The Problem with Women Entrepreneurs

Wednesday 26th September 2018 07:20 EDT
 

The UK Government’s Treasury Department has just launched a review into barriers for women in business. When I wrote my book about women entrepreneurs, ‘Our Turn’ sponsored by the then Bank of Scotland, little did I know just how many advantages men have thanks to women (and other men blocking women).

Some of the key blockages included, according to research, relative to men, a more realistic sense of success. Men in their cliched bravado tended to be more self confident of their own abilities, (self-attribution bias), and so underestimated the chances of failure and went gung-ho into business.

You’re already familiar with these issues affecting women in the workplace. You are willing to work longer for the same pay as a man, research proves it. Thank you. It makes it easier to pick a man to promote – heck I’m hardly about to move someone up who works the longest hours am I to do the same work?

And it’s unfortunate because the world needs more women entrepreneurs than ever. It needs more women in business because statistically they are more likely to succeed. It needs more women running top companies FTSE companies, because statistically their share prices do better. It needs more women at heads of Government, because statistically it leads to less wars. It needs more women managing household finances, because statistically it leads to less personal insolvencies.

Other obstacles, and research suggests clichés exist out of reality and experience:

Women, underpaid for the same work as men, earning less by the same age, had fewer resources with which to take the leap, and so less likely to take the leap.

Of course, there is the baby factor, lack of affordable nursery care is well documented, but there is also that fewer women want to go back to work full-time and there the part-time do it from home type of entrepreneurial ventures are less well taught, known about – compared to the office or WeWork based entrepreneurial start up – which again to women with small children may not be suitable.
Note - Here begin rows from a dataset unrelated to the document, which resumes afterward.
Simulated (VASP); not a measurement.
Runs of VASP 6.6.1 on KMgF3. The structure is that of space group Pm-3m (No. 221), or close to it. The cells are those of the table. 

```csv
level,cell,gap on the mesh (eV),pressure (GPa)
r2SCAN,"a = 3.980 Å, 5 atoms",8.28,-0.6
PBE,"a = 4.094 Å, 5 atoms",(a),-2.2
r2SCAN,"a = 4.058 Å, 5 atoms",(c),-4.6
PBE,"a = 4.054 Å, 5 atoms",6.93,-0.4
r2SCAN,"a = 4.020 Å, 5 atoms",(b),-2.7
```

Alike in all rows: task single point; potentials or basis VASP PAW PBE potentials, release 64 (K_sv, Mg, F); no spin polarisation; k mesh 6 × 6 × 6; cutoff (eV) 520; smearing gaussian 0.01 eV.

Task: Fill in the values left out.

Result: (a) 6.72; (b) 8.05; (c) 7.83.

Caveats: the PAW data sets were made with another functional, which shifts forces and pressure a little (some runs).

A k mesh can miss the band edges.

The role models, reported by some women in our book, were hardened, angry, that they could do it, so why all the whinging – in other words, the sisterhood is sorely lacking other than to self-promote not to hand up others.

Consequently, by self-selecting gender specific role models, they may be accidentally restricting their chances of success.

What of bias in capital availability? Bias in venture capital is well known, and don’t doubt that just as employers think ‘when will you get pregnant’ so do investors.

What is to be done? One thing is greater education of entrepreneurial ventures which can be born from home to a significant size, without massive capital and full-time away from home.

But that is one of many options I will speak to the Treasury about.

Incidentally, I wrote the book, ‘Our Turn’, because when I co-founded the entrepreneur mentoring organisation ‘TiE – The Indus Entrepreneurs’ UK there were hardly any women in the organisation – a fault which was ours, soon remedied, not theirs. Yes, it’s a team effort. If you want more women entrepreneurs, work with the men good at it too.